16.7 Coefficient of Determination

How much does the relationship between advertising and sales help us understand and predict sales? We’d like to be able to quantify the predictive power of the relationship in determining sales levels. How much more do we know about sales thanks to the advertising data?
The difference between the Total Sum of Squares and the Residual Sum of Squares, 6.88 trillion in this case, is called the Regression Sum of Squares. The Regression Sum of Squares measures the variation in sales explained by the regression line.
A standardized measure of the regression line’s explanatory power is called R-squared. R-squared is the fraction of the total variation in the dependent variable that is explained by the regression line.
R-squared will always be between 0 and 1 — at worst, the regression line explains none of the variation in sales; at best it explains all of it.
We find R-squared by dividing the variation explained by the regression line — the Regression Sum of Squares — by the total variation in the dependent variable — the Total Sum of Squares.
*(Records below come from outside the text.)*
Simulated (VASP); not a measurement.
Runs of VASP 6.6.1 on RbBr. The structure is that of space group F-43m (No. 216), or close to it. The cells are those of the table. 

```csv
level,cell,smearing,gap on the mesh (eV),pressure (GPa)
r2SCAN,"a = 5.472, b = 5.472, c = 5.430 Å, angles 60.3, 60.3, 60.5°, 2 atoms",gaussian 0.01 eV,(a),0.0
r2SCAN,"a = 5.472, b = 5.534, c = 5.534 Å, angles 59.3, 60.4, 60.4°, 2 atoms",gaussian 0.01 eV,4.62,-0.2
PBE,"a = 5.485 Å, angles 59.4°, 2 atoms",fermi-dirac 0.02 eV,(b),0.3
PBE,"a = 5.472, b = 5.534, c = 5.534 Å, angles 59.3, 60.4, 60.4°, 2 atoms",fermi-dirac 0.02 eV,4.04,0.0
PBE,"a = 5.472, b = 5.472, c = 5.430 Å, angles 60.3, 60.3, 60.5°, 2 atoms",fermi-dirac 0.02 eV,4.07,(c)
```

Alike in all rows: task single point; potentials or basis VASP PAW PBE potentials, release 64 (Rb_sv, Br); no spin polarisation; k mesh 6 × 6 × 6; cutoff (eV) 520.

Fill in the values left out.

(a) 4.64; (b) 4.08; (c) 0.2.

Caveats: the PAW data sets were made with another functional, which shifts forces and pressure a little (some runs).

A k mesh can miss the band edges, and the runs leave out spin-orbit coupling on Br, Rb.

\[\begin{equation} R^2 = \dfrac{\text{Variation explained by Regression}}{\text{Total Variation}}=\dfrac{\text{Regression Sum of Squares}}{\text{Total Sum of Squares}} \end{equation}\]

16.7.1 Technical notes

The coefficient of determination is a measure of the amount of variability in the data accounted for by the regression model. The total variability of the data is measured by the total sum of squares, \(SS_T\). The amount of this variability explained by the regression model is the regression sum of squares, \(SS_R\). The coefficient of determination is the ratio of the regression sum of squares to the total sum of squares.

\[R^2 = \dfrac{SS_R}{SS_T}\,\]

\(R^2\) can take on values between 0 and 1.

The denominator is the total sum of squares (abbreviated \(SS_T\)). It is the sum of the square of deviations of all the observations, \(y_i\), from their mean, \(\bar{y}\).

\[S{{S}_{T}}=\underset{i=1}{\overset{n}{\mathop \sum }}\,{{({{y}_{i}}-\bar{y})}^{2}}\,\] This term is the numerator of the total variance (i.e., the variance of all of the observed data) or the variance estimated using the observed data.

When you attempt to fit a regression model to the observations, you are trying to explain some of the variation of the observations using this model. If the regression model is such that the resulting fitted regression line passes through all of the observations, then you would have a “perfect” model. In this case the model would explain all of the variability of the observations. Therefore, the model sum of squares (also referred to as the regression sum of squares and abbreviated \(SS_R\)) equals the total sum of squares; i.e., the model explains all of the observed variance:

\[ SS_R=SS_T \]

For the perfect model, the regression sum of squares, \(SS_R\), equals the total sum of squares, \(SS_T\), because all estimated values, \(\hat{y}_i\), will equal the corresponding observations, \(y_i\). \(SS_R\) can be calculated using a relationship similar to the one for obtaining \(SS_T\) by replacing \(y_i\) by \(\hat{y}_i\) in the relationship of \(SS_T\). Therefore:

\[S{{S}_{R}}=\underset{i=1}{\overset{n}{\mathop \sum }}\,{{({{\hat{y}}_{i}}-\bar{y})}^{2}}\,\]

Since \(R^2\) is a proportion, it is always a number between 0 and 1.
If \(R^2=1\), all of the data points fall perfectly on the regression line. The predictor \(x\) accounts for all of the variation in \(y\).
If \(R^2=0\), the estimated regression line is perfectly horizontal. The predictor \(x\) accounts for none of the variation in \(y\).